CPU Memory Usage for Tasks with CPU-GPU Transfer #1351

ilan-gold · 2024-06-21T14:47:37Z

Issue + Reproducers

So I have an i/o job that reads in data to the CPU and passes to the GPU in a map_blocks call, and then uses CuPy downstream for a non-standard map-blocks call. Here is the reproducer minus the i/o:

from dask_cuda import LocalCUDACluster
from dask.distributed import Client
import dask.array as da
import dask

import cupy as cp
import rmm
import numpy as np
from rmm.allocators.cupy import rmm_cupy_allocator
from cupyx.scipy import sparse as cp_sparse
from scipy import sparse

def set_mem():
    rmm.reinitialize(managed_memory=True)
    cp.cuda.set_allocator(rmm_cupy_allocator)

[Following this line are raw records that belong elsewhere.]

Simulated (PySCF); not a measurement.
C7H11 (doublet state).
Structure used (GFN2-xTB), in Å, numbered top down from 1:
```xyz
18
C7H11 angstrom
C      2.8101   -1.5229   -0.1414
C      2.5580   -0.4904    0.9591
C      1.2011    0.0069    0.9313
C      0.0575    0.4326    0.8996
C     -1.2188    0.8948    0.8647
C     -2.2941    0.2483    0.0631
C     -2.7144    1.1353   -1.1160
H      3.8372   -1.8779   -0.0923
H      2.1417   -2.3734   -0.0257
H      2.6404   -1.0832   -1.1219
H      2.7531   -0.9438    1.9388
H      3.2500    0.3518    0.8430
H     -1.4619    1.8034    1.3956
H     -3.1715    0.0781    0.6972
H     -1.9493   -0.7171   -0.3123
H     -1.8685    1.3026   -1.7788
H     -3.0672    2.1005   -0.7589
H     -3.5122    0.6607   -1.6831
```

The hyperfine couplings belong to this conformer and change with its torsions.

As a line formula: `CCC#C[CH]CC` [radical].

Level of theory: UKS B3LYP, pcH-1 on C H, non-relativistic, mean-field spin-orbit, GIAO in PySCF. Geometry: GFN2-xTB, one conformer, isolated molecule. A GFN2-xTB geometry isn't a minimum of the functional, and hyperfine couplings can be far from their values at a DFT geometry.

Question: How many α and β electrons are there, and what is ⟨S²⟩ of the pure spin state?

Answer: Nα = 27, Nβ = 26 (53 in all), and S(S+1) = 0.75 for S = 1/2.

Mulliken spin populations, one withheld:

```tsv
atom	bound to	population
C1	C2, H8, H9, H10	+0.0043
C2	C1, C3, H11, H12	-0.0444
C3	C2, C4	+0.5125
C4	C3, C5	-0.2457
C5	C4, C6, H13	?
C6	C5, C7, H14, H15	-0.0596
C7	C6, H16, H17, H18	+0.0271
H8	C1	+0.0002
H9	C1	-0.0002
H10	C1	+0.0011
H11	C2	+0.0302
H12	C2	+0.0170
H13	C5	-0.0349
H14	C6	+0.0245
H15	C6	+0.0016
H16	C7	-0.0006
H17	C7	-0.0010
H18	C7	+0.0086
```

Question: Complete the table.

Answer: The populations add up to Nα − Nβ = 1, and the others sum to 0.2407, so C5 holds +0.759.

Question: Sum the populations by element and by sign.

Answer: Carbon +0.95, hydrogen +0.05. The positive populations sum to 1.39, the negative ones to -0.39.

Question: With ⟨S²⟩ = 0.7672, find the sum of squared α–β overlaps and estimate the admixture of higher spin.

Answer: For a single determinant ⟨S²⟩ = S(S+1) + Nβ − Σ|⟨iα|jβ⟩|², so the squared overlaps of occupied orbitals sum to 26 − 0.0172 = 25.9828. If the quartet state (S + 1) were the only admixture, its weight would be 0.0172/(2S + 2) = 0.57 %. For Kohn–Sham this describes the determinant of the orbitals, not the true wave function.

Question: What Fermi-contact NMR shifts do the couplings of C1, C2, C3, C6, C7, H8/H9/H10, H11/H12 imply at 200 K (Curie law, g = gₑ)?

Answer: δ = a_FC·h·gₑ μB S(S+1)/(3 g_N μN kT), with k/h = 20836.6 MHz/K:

cluster = LocalCUDACluster(CUDA_VISIBLE_DEVICES="0")
client = Client(cluster)
client.run(set_mem)




M = 100_000
N = 4_000

def make_chunk():
    arr = np.random.random((M,N))
    chunk = cp.array(arr)
    del arr
    return chunk

arr = da.map_blocks(make_chunk, meta=cp.array((1.,), dtype=cp.float64), dtype=cp.float64, chunks=((M,) * 50, (N,) * 1))
blocks = arr.to_delayed().ravel()

def __gram_block(block):
    return block.T @ block

gram_chunk_matrices = da.map_blocks(__gram_block, arr, chunks=((arr.shape[1],) * len(blocks) , (arr.shape[1],)), dtype=arr.dtype, meta=cp.array([]))
gram_chunk_matrices = gram_chunk_matrices.reshape(len(blocks), arr.shape[1], arr.shape[1])
gram_matrix = gram_chunk_matrices.sum(axis=0).compute()

This uses an unaccountable amount of CPU memory, on the order of 4-8 GB. But I have no idea why this is happening. I don't have any CPU memory that should be used here except the initial read. And when the job completes, dask still reports that it is holding on to 4GB (!) of memory. I see at most 2 tasks running with another 2-6 in memory. In total, the CPU memory being so high doesn't make sense since the individual numpy arrays are 320MB, so this should be at most 640MB (and even that seems high given how long they last on the CPU before I call del). I don't think this is a dask-memory-reporting issue because top shows the same amount of memory usage.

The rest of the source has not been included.